It's

**explicit feature maps**. So what is this about?

We all know and love the kernel trick: have some vector representation X of your data and some algorithm (like SVMs) that rely only on dot products in the input space. Replace the dot products by some positive definite kernel and by Mercer's Theorem there is some Hilbert space of functions Y and some mapping

phi: X -> Y such that your kernelized algorithm works as if you mapped your input to phi.

This extremely powerfull method is now used everywhere, most of all for SVMs.

But it has several significant drawbacks in this case:

- Training using a non-linear kernel is a lot slower [O(n^3)] than training a linear SVM [O(n)].
- Kernel SVMs take a lot of memory to store, since they are "non-parametric" in a sense. In addition to the Lagrange-Multipliers alpha, all the support vectors have to be stored.
- Recall is painfully slow: The kernel has to be evaluated between each testing instance and all support vectors. This means recall time is linear in the number of support vectors - which is (sort of) linear in the number of training examples!

For this reasons, many state-of-the-art detection systems (which have to handle many bounding boxes and therefore need fast recall) rely on linear SVMs - which seems to work quite well with HoG.

But we don't want to be restricted to linear (in the input space) classifiers.

So what do we do?

The answer seems to be: make phi explicit! Then we can just use standard linear SVMs on Y, using phi(x) as our input representation.

At first sight, this seems somewhat counter-intuitive - at least to me.

Weren't we so proud that we could handle infinite dimensional features using kernels? And now you want to make this explicit?

But let's back up a little bit, to the beginning of this story.

I feel it starts with "Classification using Intersection Kernel Support Vector Machines is Efficient" by Maji, Berg and Malik.

This work stems from the need for fast recall for detection. But Maji et al did not want to be restricted to using a linear kernel. So they thought up a trick to speed up intersection kernel evaluation:

- They decompose the decision function into a sum of function on the coordinates. This is possible, since the intersection kernel is
**additive**, meaning that the results for individual components are just summed up. - For each component, the decision function is piecewise linear (it changes only when the min(x,s_i) between x and the support vectors s_i change).

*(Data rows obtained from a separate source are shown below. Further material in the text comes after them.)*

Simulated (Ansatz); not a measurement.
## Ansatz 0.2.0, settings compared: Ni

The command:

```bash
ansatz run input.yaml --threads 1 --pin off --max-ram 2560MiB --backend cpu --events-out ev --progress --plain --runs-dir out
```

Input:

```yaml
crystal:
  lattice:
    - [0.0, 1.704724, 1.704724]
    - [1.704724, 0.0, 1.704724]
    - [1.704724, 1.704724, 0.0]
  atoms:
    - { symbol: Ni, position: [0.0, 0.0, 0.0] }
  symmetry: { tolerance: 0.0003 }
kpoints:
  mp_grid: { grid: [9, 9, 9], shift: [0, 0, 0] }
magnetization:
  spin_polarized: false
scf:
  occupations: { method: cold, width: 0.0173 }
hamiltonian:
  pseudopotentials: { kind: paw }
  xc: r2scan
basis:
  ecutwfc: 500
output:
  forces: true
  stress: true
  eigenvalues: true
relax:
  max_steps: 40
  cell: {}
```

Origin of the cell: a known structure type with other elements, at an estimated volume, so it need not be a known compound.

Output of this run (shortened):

Using a fixed approximation of the piecewise linear function in 2., the authors even reached O(n).

In Max-Margin Additive Classifiers for Detection, the autors went a step further and used their insight into additive kernels to give explicit embeddings for the intersection kernel based on discretizations.

The next big step was done by Andrea Vedaldi and Andrew Zisserman in "Efficient Additive Kernels via Explicit Feature Maps".

Here, Vedaldi and Zisserman give a general construction for explicit embeddings of additive kernels. The dimensionality of the embedding can be chosen arbitrary and they give an error bound for a given dimensionality.

They apply their theoretical insights to approximating the chi2 kernel with very encouraging results.

The latest work in this line seems to be "Large-Scale Image Categorization with Explicit Data Embedding" by Florent Perronnin, Jorge Sanchez and Yan Liu.

One of the goals of their work is to extend explicit embeddings from additive to multiplicative kernels.

I have to admit that I did not read this work in detail but I think most of the ideas used were already present in the literature:

Using random projections and kernel PCA.

Kernel PCA gives an easy way to find an embedding on which the decision function for a given kernel SVM is linear. It has the significant downside that first the kernel and the Kernel PCA for the training set have to be computed.

Perronnin and his coauthors propose a new method for additive kernels that speeds up this process.

While the authors are able to work with exponential kernels on massive datasets, they conclude that the small improvement over additive kernels is outweighted by the large computational cost of approximating the kernels.

So is approximating non-linear kernels the way to go? It seems some researchers think it is...

But wasn't the point of using the kernels that they are easy to compute? So maybe we should instead look for clever embeddings that work well in practice and stop caring about kernels at all ?

We'll see...

Oh and it seems I didn't really cling as much to Flerent Perronsin's talk as the title suggests. Well at least his talk was what got me interested in these ideas and I think I covered at least partially what he said.

"So is approximating non-linear kernels the way to go? It seems some researchers think it is...

ReplyDeleteBut wasn't the point of using the kernels that they are easy to compute? So maybe we should instead look for clever embeddings that work well in practice and stop caring about kernels at all ?

We'll see."

This is exactly the point I was thinking about after his lecture. Why not look directly for ways to efficiently extract features from a compressed representation?

Well, he also presented the Fisher kernel, which is a more ad-hoc embedding that works well in practice.

ReplyDeletePerronnin's research focus seems to shift in this direction so maybe he'll agree with you there.

On the other hand, being able to model arbitrary decision boundaries as the rbf kernel can is kind of a nice feature ;)